Bonus: Tying up loose ends

I seem to have reached a milestone: I’ve run aground with practical entries that start with the letter A.

That doesn’t mean there aren’t any more out there; of course there are plenty more. No doubt I will brush up against them in the weeks and months to come.

And technically speaking, my list is not complete. I have a dozen applications that I either lack the expertise, hardware or source files to run.

So I’ve split them into two categories for the convenience of rounding out the A list, and it’s the same two categories I always use: those I just don’t understand, and those I suspect are dead. Help me out with either, if you can.

First, the stuff I lack the expertise or hardware or ambition to appreciate.

  • 7za: Yes, I know, it doesn’t start with A. But it’s at the top of my list. I’m going to pull rank here and say that, given that there are dozens of archive formats, and given that each one has its own esoteric command-line decompression tool, there’s little point in me scraping through each one. Much like audio formats, for each codec there’s a tool, and they all work much the same. I hope you’re not disappointed.
  • aaquake2 and aaut: The source code for Quake II is freely downloadable, but won’t compile for me. As far as I can tell, you need the original data files for Unreal Tournament to make the ASCII version work. I am afraid I lack that.
  • adplay: This is a command-line player for a specific audio format — adlib. I just explained why I won’t tinker with this: I talked about mpg321 and ogg321 a month or two ago; there’s little I could say about this that would be much different from those two … or any of dozens like them.
  • aes2501-wy: This is command-line scanning software for AES2501 USB fingerprint readers. Its output is a pnm file, if I understand correctly. I don’t have one of these scanners.
  • aften: This encodes audio files in A/52 format, which I think is (or was) used with DVDs. That’s a bit esoteric for me to pursue.
  • agsync: A tool to synchronize between the AvantGo data service and specific handheld devices. I think that says it all.
  • amap-align: “AMAP is a command line tool to perform multiple alignment of peptidic sequences.” I don’t even know what that means, which says to me I probably don’t have any business installing this. 🙄
  • apmd: apmd allows users to control advanced power management systems in some laptops. I believe this is outdated though. Arch does not have this as a standalone package, and Debian’s version complains that there is no support in the kernel. I can take a hint.
  • arping: arping is probably already on your system; in Arch, arping is part of iputils. For what I have read about arping, the only clear benefit over regular ping is the ability to ping specific MAC addresses. Correct me if I am wrong.
  • ash: ash apparently is a subset of dash? 😕 Regardless, shells are not quite applications in my mind and I’d prefer not to delve too deeply into those. There are a half-dozen popular ones and a dozen unpopular; they deserve a blog of their own.
  • asql: “asql is a simple console shell which allows you to run SQL queries against an Apache logfile.” I don’t have an Apache server, and if I did I wouldn’t know what to do with it. If you do, please try this out.
  • asterisk: A long, long time ago I worked with PBX systems, but I haven’t a clue what this would do now or how to use it. It’s on the list, so I mention it.
  • asymptote: “Asymptote is a powerful descriptive vector graphics language that provides a natural coordinate-based framework for technical drawing.” If you can tell me what that means, maybe I’ll have an idea how to get started with it.
  • aucdtect: I deliberated long and hard about trying this, but I still can’t figure out what use it would be to anyone, really. If I am testing an audio file to see if it is an actual CD … don’t I already know that it’s a file, and therefore not a CD? Maybe I misunderstand. That happens sometimes.
  • auctex: If you have experience with LaTeX, you might find this useful. I would be starting from ground zero with it, and by the time I got to the point where auctex might be interesting, it would probably be 2017. If you know LaTeX, you’ll have a head start on me.
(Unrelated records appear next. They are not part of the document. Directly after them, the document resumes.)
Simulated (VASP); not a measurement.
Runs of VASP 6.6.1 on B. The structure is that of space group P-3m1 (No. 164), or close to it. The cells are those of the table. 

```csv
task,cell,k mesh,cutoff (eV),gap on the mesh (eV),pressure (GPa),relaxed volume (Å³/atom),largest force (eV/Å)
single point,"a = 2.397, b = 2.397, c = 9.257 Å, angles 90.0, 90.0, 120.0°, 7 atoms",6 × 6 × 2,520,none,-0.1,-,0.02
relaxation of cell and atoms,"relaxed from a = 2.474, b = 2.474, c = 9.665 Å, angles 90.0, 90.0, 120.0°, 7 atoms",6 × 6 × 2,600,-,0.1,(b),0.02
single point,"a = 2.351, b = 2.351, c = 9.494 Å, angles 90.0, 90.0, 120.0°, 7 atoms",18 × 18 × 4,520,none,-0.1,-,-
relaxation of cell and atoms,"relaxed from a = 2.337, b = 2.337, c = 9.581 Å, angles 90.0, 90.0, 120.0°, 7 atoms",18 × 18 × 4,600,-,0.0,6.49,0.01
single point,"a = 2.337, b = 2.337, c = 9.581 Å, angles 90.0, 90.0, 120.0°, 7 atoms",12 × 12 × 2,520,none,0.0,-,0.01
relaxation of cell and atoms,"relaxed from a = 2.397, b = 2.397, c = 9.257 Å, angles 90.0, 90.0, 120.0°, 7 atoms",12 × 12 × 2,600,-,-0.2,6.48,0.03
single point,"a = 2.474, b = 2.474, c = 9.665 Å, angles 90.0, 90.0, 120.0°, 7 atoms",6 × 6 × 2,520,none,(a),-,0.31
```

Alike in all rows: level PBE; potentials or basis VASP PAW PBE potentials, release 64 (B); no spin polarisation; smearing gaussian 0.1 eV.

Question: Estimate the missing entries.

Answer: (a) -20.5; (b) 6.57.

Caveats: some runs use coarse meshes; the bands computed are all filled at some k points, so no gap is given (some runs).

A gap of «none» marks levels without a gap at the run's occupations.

These last few may or may not be dead. Some of them might be phantom entries on my list, or I might just have them spelled wrong. Or they might have been pulled by their authors. There’s only one way to be sure: Ask the Internet. 😉

  • apercu: This is listed on Softpedia, but the homepage is gone and the source is not downloadable. I found two other projects called apercu, but one is graphical and the other is an empty site.
  • aqsis: I can find nothing on the web about this. It’s not in AUR and not in Debian’s vast repositories, either.
  • astwar: I found this on the Games on the Linux console site, and it looked like fun. Unfortunately, my attempt to build it with cvs threw out a lot of compiler errors that I am unprepared to deal with.
  • audio burn: I can’t find anything called “audio burn” out there in the world. I don’t think it’s a real application; I might have mistyped this.
  • autojump: I managed to build and install this, but then it crashed every time I tried to use it. I never got past adding the first directory, because it exploded as soon as I did. I might have been using it wrong. I have seen where other people got it working, but I’m not sure how.

And I think that’s it. Shall we start the B section? 😉

6 thoughts on “Bonus: Tying up loose ends

  1. Ethan

    For the record, asymptote is used with LaTeX to make pretty graphs. With the right code, you can embed fancy drawings/diagrams in Latex documents using asymptote. I am sure it can be used for much more, though. Have you ever heard of Inkscape? I believe that asymptote can be used to create diagrams from markup code, much like LaTeX uses markup to make pretty PDFs. However, I know LaTeX, which is not nearly as scary as it looks, but I have only dabbled with asymptote. Latex is to word as asymptote is to Inkscape.

  2. gewg_

    An asymptote is a line that a curve (e.g. a hyperbola) approaches but never touches.
    It sounds like you supply an equation (e.g. x^2 – y^2 = c) and specify limits (or, as Ethan says, supply a data set) and the app plots the curve/points.

    This reminds me of an old joke.
    The stunning female academic proposed a game to two educated men:
    When either of the men gave a favorable response, he could halve the distance to her.
    The mathematician, realizing that he could never reach her location, declined.
    The engineer, realizing that he could get close enough for practical purposes, accepted.